Make Room for your Chandelier

Your dining room will come to life when you have the properly sized chandelier for it – not too big and not too small.

Use your dining room table as a guide. To size the chandelier for the table size, simply take the width of the table and subtract 12 inches. For example, if a table width is 42 inches, subtract 12 inches and the chandelier should be 30 inches in width.

Also note, the bottom of a chandelier should be no lower than 30-36 inches above the tabletop; this gives your guests opportunity to see each other across the table without the fixture obstructing their view.

As for table shape, there’s no hard and fast rule. It’s based on your style and design preference. But if you have an oblong table, you may want to go with an oblong fixture or at least one that is longer than it is wide. Another option could be to hang an uneven number of pendants or mini-chandeliers for a contemporary take.

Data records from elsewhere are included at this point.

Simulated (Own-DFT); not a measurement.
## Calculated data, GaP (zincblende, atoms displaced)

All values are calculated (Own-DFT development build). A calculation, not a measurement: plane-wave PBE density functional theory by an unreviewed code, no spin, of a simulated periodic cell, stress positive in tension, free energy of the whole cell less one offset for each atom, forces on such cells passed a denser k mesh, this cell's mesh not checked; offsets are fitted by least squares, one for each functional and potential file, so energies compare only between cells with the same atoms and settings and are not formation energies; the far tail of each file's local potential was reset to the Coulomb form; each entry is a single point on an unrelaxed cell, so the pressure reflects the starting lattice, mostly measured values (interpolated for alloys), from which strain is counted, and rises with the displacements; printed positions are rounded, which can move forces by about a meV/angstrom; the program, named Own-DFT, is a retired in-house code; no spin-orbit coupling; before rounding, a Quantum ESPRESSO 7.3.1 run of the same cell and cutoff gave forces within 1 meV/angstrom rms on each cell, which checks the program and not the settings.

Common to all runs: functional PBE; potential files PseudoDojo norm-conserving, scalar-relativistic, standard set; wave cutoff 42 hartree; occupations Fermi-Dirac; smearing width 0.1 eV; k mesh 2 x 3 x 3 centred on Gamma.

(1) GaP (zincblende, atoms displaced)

mini chandelier in bathroom
hubbardton forge chandelier cluster
Mini chandeliers

A smaller version of a chandelier. It is perfect to use in tight spaces where you want just a little extra something but don’t have room for a “standard” sized chandelier.

More Than One

If your space can be enriched with more than one chandelier, a dramatic impression will be the result. Consider hanging multiple chandeliers in a neat row or perhaps clustered closely together, or even staggered at varying heights. Carefully understand what is needed for installation and the scale of the space. When these two merge, you will get dynamic results.

The Light Bulb Moments

As with most other sources of lighting, chandeliers offer the option of energy efficiency and bulb variations.

Incandescent Halogen: Incandescent halogen light bulbs are the latest version of the old incandescent bulb. They are about 30 percent more energy-efficient and can last up to three times longer than traditional incandescent bulbs. Incandescent halogen bulbs work well with dimmers and other lighting controls.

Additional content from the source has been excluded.